PyTorch-YOLOv3 icon indicating copy to clipboard operation
PyTorch-YOLOv3 copied to clipboard

Caught RuntimeError in DataLoader worker process 0 while running test.py for COCO

Open alyssa121 opened this issue 5 years ago • 8 comments

command: python test.py --weights_path yolov3.weights

error: Namespace(batch_size=8, class_path='data/coco.names', conf_thres=0.001, data_config='config/coco.data', img_size=416, iou_thres=0.5, model_def='config/yolov3.cfg', n_cpu=8, nms_thres=0.5, weights_path='yolov3.weights') Compute mAP... Detecting objects: 0%| | 0/625 [00:00<?, ?it/s]Traceback (most recent call last): File "test.py", line 99, in batch_size=8, File "test.py", line 36, in evaluate for batch_i, (_, imgs, targets) in enumerate(tqdm.tqdm(dataloader, desc="Detecting objects")): File "/home/bobo/anaconda3/envs/detectron/lib/python3.6/site-packages/tqdm/_tqdm.py", line 1022, in iter for obj in iterable: File "/home/bobo/anaconda3/envs/detectron/lib/python3.6/site-packages/torch/utils/data/dataloader.py", line 819, in next return self._process_data(data) File "/home/bobo/anaconda3/envs/detectron/lib/python3.6/site-packages/torch/utils/data/dataloader.py", line 846, in _process_data data.reraise() File "/home/bobo/anaconda3/envs/detectron/lib/python3.6/site-packages/torch/_utils.py", line 369, in reraise raise self.exc_type(msg) RuntimeError: Caught RuntimeError in DataLoader worker process 0. Original Traceback (most recent call last): File "/home/bobo/anaconda3/envs/detectron/lib/python3.6/site-packages/torch/utils/data/_utils/worker.py", line 178, in _worker_loop data = fetcher.fetch(index) File "/home/bobo/anaconda3/envs/detectron/lib/python3.6/site-packages/torch/utils/data/_utils/fetch.py", line 47, in fetch return self.collate_fn(data) File "/home/bobo/dxx/PyTorch-YOLOv3/utils/datasets.py", line 149, in collate_fn targets = torch.cat(targets, 0) RuntimeError: expected a non-empty list of Tensors

alyssa121 avatar Oct 09 '19 03:10 alyssa121

i have same problem,how do you solve this problem?

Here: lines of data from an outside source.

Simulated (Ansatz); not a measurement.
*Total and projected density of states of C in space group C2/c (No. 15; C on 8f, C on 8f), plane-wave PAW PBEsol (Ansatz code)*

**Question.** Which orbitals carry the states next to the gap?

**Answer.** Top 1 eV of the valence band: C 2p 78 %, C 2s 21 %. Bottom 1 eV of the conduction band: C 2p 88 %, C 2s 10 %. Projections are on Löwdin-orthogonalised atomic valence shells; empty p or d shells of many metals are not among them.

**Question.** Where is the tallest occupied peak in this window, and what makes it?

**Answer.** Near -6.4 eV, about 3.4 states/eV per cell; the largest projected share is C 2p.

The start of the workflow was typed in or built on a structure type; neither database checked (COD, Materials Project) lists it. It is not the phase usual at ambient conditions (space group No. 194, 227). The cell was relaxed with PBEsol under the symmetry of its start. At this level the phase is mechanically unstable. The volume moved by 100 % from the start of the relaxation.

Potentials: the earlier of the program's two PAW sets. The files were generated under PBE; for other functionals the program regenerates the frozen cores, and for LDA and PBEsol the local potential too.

hanrui15765510320 avatar Nov 28 '19 09:11 hanrui15765510320

i have same problem,how do you solve this problem?

wydonglove avatar Dec 02 '19 03:12 wydonglove

hey, have u guys solved the problem yet?

JingshanXu avatar Dec 21 '19 02:12 JingshanXu

hey, have u guys solved the problem yet?

QZ-cmd avatar Mar 11 '20 12:03 QZ-cmd

I think it might actually be a memory issue but haven't confirmed it yet. I'm seeing this when I load a large number of training samples in at once, but my code runs fine on smaller sets.

This is definitely a PyTorch issue though, not unique to this repo.

ss32 avatar Mar 23 '20 01:03 ss32

I think it might actually be a memory issue but haven't confirmed it yet. I'm seeing this when I load a large number of training samples in at once, but my code runs fine on smaller sets.

This is definitely a PyTorch issue though, not unique to this repo.

Confirmed it's a memory issue. Once training starts I see my available memory drop steadily as the epoch progresses. I'm training using the GPU but something is being stored in regular memory during each epoch.

ss32 avatar Mar 23 '20 01:03 ss32

doing on colab but still getting error

osaka004 avatar Oct 08 '20 11:10 osaka004

Has anyone been able to solve this issue?

anas-zafar avatar Mar 21 '22 05:03 anas-zafar